Over the course of the past decade the housing markets throughout the world have been, well…quite volatile, to say the least. In turn, this has confused, upset or otherwise made it very difficult for a lot of average people to begin taking steps toward home ownership. For most, enormous bank loans are the way to go – of course this also means loads of additional monies that will need to be paid in interest, not to mention the threat of a bank foreclosure in the event that some mortgage payment is missed or late. Given this, the next logical thing to do is to save up for that new home instead of automatically going into massive debt. Naturally, this too carries with it some very noteworthy considerations. If this is the path you’ve chosen, here are some things you need to do…
Concentrate on homes which are actually in your price range
One of the biggest mistakes that most prospective home owners make is in overestimating their price range. It’s very easy to get stars in your eyes and fall in love with that amazing place you saw, but at the end of the day you have to be realistic. Do you really want to commit yourself to additional decades of debt, is it worth the sacrifice? Moreover, you have to think about things from a long-term perspective. If analysts predict a drop in property values for the area in which you’re buying, having a long-term mortgage with a fixed rate might mean that you end up losing lots of your hard-earned money when / if you ever decide to sell your property.
Get pre-approved / pre-qualified
Arguably, the first step to take is pre-approval and pre-qualified. This allows you to both identify places in your price range as well as evaluate all aspects of your income and credit history. Sure, you can make due without taking this step, but it actually helps to remove barriers in the long-run and can even to prevent certain logistical complexities from arising as well.

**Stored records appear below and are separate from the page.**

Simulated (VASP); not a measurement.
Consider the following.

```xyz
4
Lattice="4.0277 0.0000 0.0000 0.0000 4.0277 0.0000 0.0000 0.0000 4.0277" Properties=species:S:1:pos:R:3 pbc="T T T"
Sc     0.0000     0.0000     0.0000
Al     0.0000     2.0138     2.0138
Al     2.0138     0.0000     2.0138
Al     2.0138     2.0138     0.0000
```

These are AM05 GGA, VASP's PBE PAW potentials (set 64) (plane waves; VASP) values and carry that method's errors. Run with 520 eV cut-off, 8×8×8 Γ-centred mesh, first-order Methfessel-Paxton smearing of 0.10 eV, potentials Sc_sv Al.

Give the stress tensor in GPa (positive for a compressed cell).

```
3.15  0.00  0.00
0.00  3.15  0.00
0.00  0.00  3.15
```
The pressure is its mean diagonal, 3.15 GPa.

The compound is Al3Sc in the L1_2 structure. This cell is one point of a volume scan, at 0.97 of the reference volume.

Carefully evaluate the pros and cons of a “points” vs. “rates” mortgage
Your goals here are to own a home while paying as little as possible in the process, right? Well, there are very important things to consider when it comes time to choose a mortgage type. Specifically, you should be thinking about whether or not you’re going to go for a lower interest rate in exchange for a higher closing cost. For most people, the prospect of a lower interest rate is very attractive, for obvious reasons. Looking back on specific case studies, it’s often found that people end up paying much more in interest than they expected, so having a way to alleviate this expenditure is vital, in a sense. You should be well-versed with all the intricacies of this situation while you’re still saving.
Do as much “homework” as possible
Not only should you have a number of properties in mind while working up toward that down payment, but you need to consider various outside factors as well. Access to good schools, home inspection reports, long-term analysis of property value drops / spikes, national home loan rates, etc. There are lots of things to consider, so in your spare time while you’re still saving, take in as much information as possible.